What's important for an antenna selection and installation
As there are always discussions about antennas this hopefully brings some technical background into it. Naturally the mechanical quality of an antenna is important too as no-one wants the antenna to break.....
Antenna radiation patters for vertical antennas (side view). All antennas are non directional in horizontal direction which means they radiate the same amount into all directions.
First some radiation patterns normalized to maximum level.
Half wave dipol (“3ft antenna”)
5/8 antenna (“4ft antenna”)
If you stack these antennas vertically you achieve higher gain by further compressing the lobe. This is done for the longer antennas. The typical “8ft antenna” is two 5/8λ antennas stacked with a matching in between.
The "Relative Spacing In Wavelengths" in the graph above is the current-maximum spacing of the elements, not element "tip" or "center" spacing.

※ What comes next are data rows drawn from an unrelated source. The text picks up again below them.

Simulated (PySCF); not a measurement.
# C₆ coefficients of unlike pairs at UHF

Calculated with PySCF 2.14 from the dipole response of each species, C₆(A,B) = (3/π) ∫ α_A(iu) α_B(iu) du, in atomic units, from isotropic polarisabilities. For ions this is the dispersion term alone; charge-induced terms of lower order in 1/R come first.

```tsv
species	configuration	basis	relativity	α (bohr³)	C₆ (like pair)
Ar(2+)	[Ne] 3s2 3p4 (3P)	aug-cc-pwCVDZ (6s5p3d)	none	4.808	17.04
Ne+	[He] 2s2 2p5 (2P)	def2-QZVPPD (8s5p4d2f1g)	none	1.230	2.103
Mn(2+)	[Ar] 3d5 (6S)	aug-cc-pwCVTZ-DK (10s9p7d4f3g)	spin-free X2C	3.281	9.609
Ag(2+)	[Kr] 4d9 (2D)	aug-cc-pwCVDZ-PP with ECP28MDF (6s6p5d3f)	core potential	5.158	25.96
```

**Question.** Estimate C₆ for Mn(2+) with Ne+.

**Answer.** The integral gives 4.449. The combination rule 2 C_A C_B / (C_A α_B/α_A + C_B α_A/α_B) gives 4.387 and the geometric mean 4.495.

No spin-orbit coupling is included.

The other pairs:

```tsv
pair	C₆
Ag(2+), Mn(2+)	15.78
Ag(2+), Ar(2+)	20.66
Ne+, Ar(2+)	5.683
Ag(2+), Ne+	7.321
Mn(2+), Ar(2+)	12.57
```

With two dipoles placed end-to-end at the center with almost no end spacing, spacing of current maximums (S) would be .25+.25=.5λ. Overall length would be twice that of a single dipole, or 1λ. Maximum theoretical gain for this spacing is found on the graph above, at the crossing of the vertical 0.5 RELATIVE SPACING IN WAVELENGTHS and intersection of "curve 2" (the two-element curve), as just under 2dB over a single element. Gain would be less than 2dB over a single element in ANY collinear antenna using 1/2λ or shorter elements with very small element end spacings (D). Despite what is commonly claimed, doubling the number of elements and doubling array length does not increase gain 3 dB.
That's why they use two 5/8λ stacked elements in 8ft antennas as the 5/8λ already has a compressed pattern and stacking it gives a higher gain over 1/2λ dipoles (3ft antenna).
What's important to notice is that with a high gain antenna the pattern is well compressed and if the antenna gets out of the vertical position the achievable range in one direction may be very short as most of the energy is radiated into the water. That's even worse if one wants to communicate with a station which is installed on a higher elevation. On sailboats which quite often “hang in the wind” this is very critical and the reason they usually only use 3 or 4ft antennas on top of the mast.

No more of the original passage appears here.